Mrs Erlynne quits the game of duplicity, the allure of money, the promise of society's acceptance, and intends to go abroad – alone.

But not before she disturbs the categories of good and evil. Her good act is to purloin the letter Lady Windermere wrote to her husband of her intention to leave him for Lord Darlington. Mrs Erlynne's reason for intervening has nothing to do with social or moral proprieties; it is to prevent Lady Windermere, whom the audience discovers is Mrs Erlynne's daughter, from leaving her child as she herself had done. Through her action she also prevents Lord Windermere from knowing his wife intended to leave him for Darlington, and saves Lady Windermere from social disgrace. She thus wins the admiration of Lady Windermere, who changes her opinion of Mrs Erlynne: ‘There is a bitter irony in things, a bitter irony in the way we talk of good and bad women!' But, in so doing, Mrs Erlynne precludes her daughter from acting freely, which she does out of maternal protection, we can assume. But she herself did not want to be encumbered by husband and child, and remains unrepentant about having walked out. Indeed, she is honest enough to admit to no enduring maternal feelings. To Lord Windermere, she says, ‘I have no ambition to play the part of a mother. Only once in my life have I known a mother's feelings. That was last night. They were terrible – they made me suffer – they made me suffer too much. For twenty years . . . I have lived childless – I want to live childless still . . . No – what consoles one nowadays is not repentance, but pleasure. Repentance is quite out of date.'
10

Mrs Erlynne confirms the suspicion that marriage is no place for the spirit who values individual freedom, the freedom to ‘be yourself'. Oscar saw her as ‘a character as yet untouched by literature'.
11
This is not the case; she had many sisters in Europe: Ibsen's Nora, Flaubert's Madame Bovary and Proust's Odette, for instance.

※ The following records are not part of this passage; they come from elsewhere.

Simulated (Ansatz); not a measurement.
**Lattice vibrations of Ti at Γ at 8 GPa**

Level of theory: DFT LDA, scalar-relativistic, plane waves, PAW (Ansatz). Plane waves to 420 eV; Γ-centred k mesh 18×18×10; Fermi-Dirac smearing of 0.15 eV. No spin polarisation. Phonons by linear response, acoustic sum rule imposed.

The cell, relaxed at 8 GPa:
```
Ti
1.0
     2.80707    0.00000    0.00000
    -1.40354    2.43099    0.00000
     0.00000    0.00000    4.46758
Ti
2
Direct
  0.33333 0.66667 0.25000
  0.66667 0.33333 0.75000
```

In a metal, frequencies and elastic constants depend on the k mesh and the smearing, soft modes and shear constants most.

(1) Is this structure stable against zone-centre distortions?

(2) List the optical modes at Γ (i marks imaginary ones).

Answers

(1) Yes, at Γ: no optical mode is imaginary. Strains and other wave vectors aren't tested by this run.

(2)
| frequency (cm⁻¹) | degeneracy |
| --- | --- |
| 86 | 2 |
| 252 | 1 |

An ovation on the first night brought Oscar on stage. Some impulse prompted him to burlesque the occasion. So rather than come on stage with humility or gratitude, he made an ostentatious entrance, armed with cigarette, his signature mauve gloves and an artificial carnation dyed green in his buttonhole, and proceeded, according to Alexander, with the following accentuations:

Ladies and gentlemen: I have enjoyed this evening
immensely
. The actors have given us a
charming
rendering of a
delightful
play, and your appreciation has been
most
intelligent. I congratulate you on the
great
success of your performance, which persuades me that you think
almost
as highly of the play as I do myself.
12

The audience did not like it. Addressing them with a cigarette was considered offensive, though one memoirist put it down to ‘nervousness'.
13
Moreover, his extreme display of vanity naturally provoked opposition in a people nurtured, as the English are, to show a self-deprecating modesty. What prompted Oscar to act accordingly? Was it ad lib? Or planned? Was it manic assertion? Or absolute letting go? Was the speech a strong sign of Oscar not wanting to make his peace with society? There is also the question of whether it laughs itself to scorn.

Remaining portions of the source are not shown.